Matador Gives Ace of Hearts '82 Debut AAA Treatment!
In the nervous, jumpy, wiry world of guitar-driven late ‘70’s-early ‘80’s post-rock intellectual punk, popularized by bands like Gang of Four, Buzzcocks, early XTC and (more broodingly) Wire, Mission of Burma was America’s premier practitioners. They probably accrued more legend than record sales, though.
The unlikely, Boston-based assemblage of four first issued Vs. in 1982 on the tiny Ace of Hearts label, produced by label head Rick Harte, who, as the full sized glossy booklet points out was very much concerned with sound quality, particularly how the cymbals would sound on this debut LP that packs most of its sonic punch in a limited high frequency bandwidth where cymbals and steely-sounding strings reside.
MOB was part of a musical movement that attempted to stuff into a piñata the sludgy folk-rock, confessional singer-songwriter stuff that had suffocated rock’s core exuberance and beat the shit out of it.
And beat the shit out of it is what MOB does on this record of minimalist, adrenaline anthems calculated to wake the rock audience at the time from the suffocating sensitive singer-songwriter stupor that had engulfed it.

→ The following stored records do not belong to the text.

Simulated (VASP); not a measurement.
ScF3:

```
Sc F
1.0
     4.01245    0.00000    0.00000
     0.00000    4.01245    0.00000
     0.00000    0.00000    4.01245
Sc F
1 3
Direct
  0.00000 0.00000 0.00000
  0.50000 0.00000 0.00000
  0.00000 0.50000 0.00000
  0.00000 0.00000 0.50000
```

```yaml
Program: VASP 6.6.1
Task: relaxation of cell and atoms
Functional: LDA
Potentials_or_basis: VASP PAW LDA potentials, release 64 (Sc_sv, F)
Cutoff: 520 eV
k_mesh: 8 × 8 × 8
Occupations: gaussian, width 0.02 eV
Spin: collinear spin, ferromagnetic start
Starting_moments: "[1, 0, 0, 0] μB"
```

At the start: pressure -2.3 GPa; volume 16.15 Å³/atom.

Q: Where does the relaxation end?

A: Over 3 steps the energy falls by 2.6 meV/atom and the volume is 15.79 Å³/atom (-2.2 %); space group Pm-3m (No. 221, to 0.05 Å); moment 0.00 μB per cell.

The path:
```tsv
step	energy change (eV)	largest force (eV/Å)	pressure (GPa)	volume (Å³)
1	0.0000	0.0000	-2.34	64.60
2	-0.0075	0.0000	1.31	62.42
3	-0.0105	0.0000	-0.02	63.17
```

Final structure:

It was a short-lived awakening of course, overwhelmed quickly by the synth-driven, hair band revolution that dominated the 1980’s. It’s understandable too. This stuff is way too raw and disturbing for mainstream tastes. No wonder MOB achieved cult status and small sales, while a pop outfit from Boston like The Cars made it so big a few years later. Hey, I love the Cars, but while their debut sounds tame, poppy and almost quaint and charming all these years later, Mission of Burma’s debut still has the power to force the adrenaline to flow. It’s lost none of its original, primitive power. It’s what rock was and is supposed to be about.
The entire MOB catalog has been lavishly and deservingly reissued by Matador sourced from the original analog master tapes and cut all-analog to lacquer by George Marino and Ray Janos at Sterling Sound.
I haven’t heard MOB CDs but where MOB’s music resides is where CDs truly suck. I can imagine all the beauty and majesty of the guitars smothered under the saran-wrappy digital gauze. I can imagine the chunky, powerful snare drum and those ringing, chimey cymbals being reduced to brittle, one dimensionality.
But I don’t have to! And you don’t have to because the sound on this beautiful gatefold LP (plus bonus four song 12” EP plus free MP3 digital download plus March 1983 live performance DVD) is everything a great analog reissue is supposed to be.
The DVD, by the way, is an appropriately primitive-looking (but pretty good sounding) affair that’s as much rockumentary as llve concertthe Beantown club scene in all of its sweet, aggressive glory.
There’s not a great deal of bottom end, though both the kick drum and bass are honestly and cleanly recorded, but all of the real action is on top, where the cymbals spectacularly sizzle brightly and sweetly and where the guitars, though piercing, exude an addictive overdriven tonal complexity that digital bleaches dry and renders useless. The further up you turn this record, the better it sounds!
The high voltage energy is visceral and not to be denied. I’ll put it to you this way: if the closer, “That’s How I Escaped My Certain Fate,” doesn’t have you up and dancing, check your VTA and your EKG!